Rhiannon Giddens and the Silkroad Ensemble Bring Peace and Joy Through Music
by Terry RolandNovember 2023
Artistic Director Rhiannon Giddens. Photo by Ebru Yildiz.
Silk Ensemble’s American Railroad comes to the Balboa Theater this month, featuring award-winning Americana artistic director, Rhiannon Giddens. The performance will highlight the stories of people of a forgotten history. This tour aims to build new paths to peace, healing, and intercultural understanding through music.
America is the land of dreams and nightmares. It’s often said that the North American continent is a place of opportunity where, from nothing, humankind has built empires. But the nightmares are there as well in the stories of so many that have sacrificed their lives, families, and cultures in the name of progress. As the American railroad was built in the 19th century, in the telling of the story and neatly between the hidden pages, our version of history has overlooked the multitude of people who labored while they diminished under the heavy hand of a delusional manifest destiny.
But generations later, a kind of Phoenix has risen from those ashes that brings creative justice, soulful redemption, and a cultural resurrection to the light of day from the destructive flames of the past. This new musical project, American Railroad, embodies this phenomenon in the upcoming tour of international musicians. It has been a slow train coming, but the momentum has been built, thanks to Rhiannon Giddens and the unique ensemble of collaborative and revolving international musicians.
The Silkroad Ensemble is a collective of multicultural musicians, founded by Yo-Yo Ma, in 1998, to encourage an artistic and cultural exchange through music.
As migration and immigration in North America expanded in the 19th century, people came from distant lands to be a part of this expansion. As a result, native and indigenous people unwillingly sacrificed their homelands and culture. The immigrants included Chinese, Japanese, and Irish.
Under the direction of award-winning singer-songwriter Rhiannon Giddens—and in the name of peace, mercy, and healing—the concert gives a voice to the songs and stories of these disenfranchised people.
Giddens’ artistic journey couldn’t have been better suited for this project. As the magazine American Songwriter has succinctly stated, “She is one of the most important musical minds currently walking the planet.”
The Silkroad Ensemble
She recently won a Pulitzer Prize in music for the opera she wrote with Michael Abels and Omar about a 19th century West African Muslim scholar who was sold into slavery in South Carolina. Giddens is one of the co-founders of the legendary Americana-roots bands, The Carolina Chocolate Drops, where she wrote, sang, and specialized in that exotic African instrument, the banjo.

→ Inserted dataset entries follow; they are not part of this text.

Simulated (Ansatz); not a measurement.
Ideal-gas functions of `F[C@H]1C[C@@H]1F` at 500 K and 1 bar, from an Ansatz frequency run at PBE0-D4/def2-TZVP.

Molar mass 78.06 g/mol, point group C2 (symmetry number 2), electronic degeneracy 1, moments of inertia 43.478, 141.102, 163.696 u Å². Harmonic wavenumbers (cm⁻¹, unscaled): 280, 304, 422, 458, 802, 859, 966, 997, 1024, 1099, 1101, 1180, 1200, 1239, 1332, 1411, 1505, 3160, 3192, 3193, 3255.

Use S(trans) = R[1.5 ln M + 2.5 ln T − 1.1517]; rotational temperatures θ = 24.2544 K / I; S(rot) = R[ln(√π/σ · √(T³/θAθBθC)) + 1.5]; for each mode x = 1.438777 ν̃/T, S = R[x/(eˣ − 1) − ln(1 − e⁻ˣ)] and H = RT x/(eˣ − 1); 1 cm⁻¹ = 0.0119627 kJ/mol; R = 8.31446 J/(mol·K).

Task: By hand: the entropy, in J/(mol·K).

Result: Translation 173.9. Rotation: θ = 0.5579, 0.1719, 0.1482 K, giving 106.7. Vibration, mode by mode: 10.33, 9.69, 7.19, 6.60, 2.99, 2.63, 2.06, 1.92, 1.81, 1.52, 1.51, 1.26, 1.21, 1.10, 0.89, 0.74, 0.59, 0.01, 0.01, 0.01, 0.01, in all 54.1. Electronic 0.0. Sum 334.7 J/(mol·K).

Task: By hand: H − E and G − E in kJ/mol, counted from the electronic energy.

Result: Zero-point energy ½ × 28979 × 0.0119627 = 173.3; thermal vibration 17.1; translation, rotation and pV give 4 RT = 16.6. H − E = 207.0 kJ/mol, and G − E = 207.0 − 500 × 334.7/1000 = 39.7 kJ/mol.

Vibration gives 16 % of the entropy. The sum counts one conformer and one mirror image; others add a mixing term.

She won her second Grammy in 2022 for Best Folk Album for They’re Calling Me Home, a work that could serve as a score for American Railroad history and its impact on the people who built it. https://rhiannongiddens.com/
The concert captures the essence of her career, which has been focused on to bring to light the songs and stories that weave a more accurate portrayal of the oppression and opposition experienced by those without power or a voice. She has brought history to life through the love and creativity of intensely beautiful music.
One of the key musicians in the ensemble is Japanese-American Kaoru Watanabe (https://www.silkroad.org/artists-kaoru-watanabe). Like Rhiannon Giddens and many of the musicians who have collaborated with the Silkroad Ensemble, he is immersed in the eastern and western musical traditions and innovations. His parents were post World War II immigrants, who were classically trained musicians. In his childhood he was classically trained in the United States, then followed his roots to spend a decade in Japan as an adult to develop his talent on bamboo flutes, such as the shinobue, noh, kan, ryuteki, and Japanese percussion. On stage he is dynamic, inventive, and versatile as he joins in with the Silkroad Ensemble.
During a recent interview he gave his impression of the mission of the American Railroad concert: “The idea behind the name of the ensemble is the idea that in the old days (the 15th century), the Silk Road was the place where goods, customs, and culture—including stories and music—were traded. It was a bridge between the East and the West. The American Railroad is an extension of that.” He continued, “It’s the story of how the music and rhythms were transferred, but it was not always a pretty picture. With the American Railroad, many communities were devastated by its creation. In this project, we’re trying to see all sides of the story.”
While the advantages were many in the movement of progress from the East to the West—from the Silk Road to the American railway—the consequences of the powerless cultures who supported it have not been written into history until recently. As Watanabe sees it, “We’re telling the story from the viewpoint of those who were on the receiving end of oppression as well as celebrating who we are today as Americans.”
But how does this happen in a musical project? According to Watanabe, the souls of the people they represent through the music come alive in the early stages of research and creation. As the music comes alive—the way he describes it—their souls begin to dance. “We need this to see where the trauma was to understand where the pain, hurt, and anger come from. We recognize that, so we don’t let it happen again and find ways to heal and make right.” As Rhiannon Giddens and Kaoru Watanabe have made clear, the American Railroad Project is about finding the joy and celebration in the humanity lost in time. It is an act of peace.
Amid today’s war-torn and divisive world, peace is not simply the absence of war. Peace is an act of creation that redeems, resurrects, and brings a measure of healing of past injustice, giving voice to those who have long been lost in the shadows of tragedy. The American Railroad and the Silkroad Ensemble embody this as a breathing reality.